3 things to consider when designing professional learning in schools

With a wide variety of professional learning opportunities and a certain limit to the funds that schools can spend on teacher learning and professional growth, it is important that school leaders ensure that the available funds are spent wisely on teachers to improve student learning.

There are a number of things that leaders need to consider when designing the professional development program for their school. Among them, the following stand out:

What are we trying to improve?

This can be a very difficult and contentious question to answer but, most importantly, it should begin with a problem or challenge that our students face. Professional learning should first start with the student in mind rather than the teacher.

It is the role of the teacher to undertake professional learning that best meets the needs of students. Herein lies a problem, in that who decides what the students need? Ideally, a collaborative process should occur with both teachers and leaders determining what is required to better support students together. Occasionally, it may be directed by leaders and at other times it may be driven by teachers.

Furthermore, decisions about professional learning for teachers should be informed by evidence of student learning needs and teacher competency in addressing these needs. This is where things can get tricky, as school leaders and teachers may disagree in what students need and, in turn, what the teacher needs support in their professional learning. Hence, the available evidence on student learning is crucial to resolving potential disagreements. Schools must have teachers and leaders that work together to prioritise student needs and from that point form a plan for professional development.

To what extent do we need to use outside experts?

Significant amounts of money get spent each year on external experts either visiting a school or staff being sent to a conference / workshop delivered by that expert. When funds are tight, a school is restricted in its access to these external experts. Two things can be done to overcome this obstacle:

  1. Develop experts in-house to deliver the professional learning. Perhaps, starting with a book study of the work, or research, of an educational expert, a school may develop a focus group who learn together and then work with a wider group of staff in helping teachers grow together professionally. To support the development of home grown professional learning facilitators, the school may put together workshops and guidance on how to present effectively or encourage collaborative presentations and workshop facilitation.
  2. Another way to get the professional learning funds to stretch further, is to require teachers who attend external professional learning to present to their peers upon their return and devise an action plan for how that learning will be implemented to support students. This leads to a further consideration.
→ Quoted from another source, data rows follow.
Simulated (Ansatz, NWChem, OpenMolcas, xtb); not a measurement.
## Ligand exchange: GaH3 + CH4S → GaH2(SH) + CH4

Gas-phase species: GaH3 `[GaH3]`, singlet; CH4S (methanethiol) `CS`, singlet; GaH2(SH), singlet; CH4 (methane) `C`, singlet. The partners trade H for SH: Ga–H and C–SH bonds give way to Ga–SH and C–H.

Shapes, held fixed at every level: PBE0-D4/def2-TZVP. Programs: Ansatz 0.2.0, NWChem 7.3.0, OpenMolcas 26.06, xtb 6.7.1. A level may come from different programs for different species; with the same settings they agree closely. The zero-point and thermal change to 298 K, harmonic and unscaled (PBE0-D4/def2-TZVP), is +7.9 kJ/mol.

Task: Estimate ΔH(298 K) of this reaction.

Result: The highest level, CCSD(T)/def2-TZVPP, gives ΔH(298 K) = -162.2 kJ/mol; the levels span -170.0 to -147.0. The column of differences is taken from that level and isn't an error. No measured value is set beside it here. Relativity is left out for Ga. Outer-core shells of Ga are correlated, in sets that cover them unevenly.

What is the plan for the implementation of professional learning?

All too often teachers return from professional learning and there is no follow-up discussion about what they learned, or development of a plan that works towards implementing some of the skills and ideas learned at the conference / workshop. Having facilitated workshops, one thing I ask participants to do, is develop a three goal plan towards the end of the workshop, which includes a quick-win / short-term goal, a medium term goal and a long term goal. Beyond just setting the goal should be action steps that the teacher is going to take in order to achieve the goal and the evidence of completion. Having such plans will generate valuable discussions between school leaders and teachers in seeing outcomes from professional learning realised in the classroom. Follow-up conversations are crucial in helping to ensure that new learning becomes habit and ingrained in the teaching and learning culture of the school, so that improvement is enduring.

Without deep discussion between teachers and school leaders, the goals for school improvement cannot be shared and clearly understood. These conversations form the basis for any good professional learning program but the decisions taken must be student-centred rather than teacher-centred, which is a challenge that both school leaders and teachers must address together.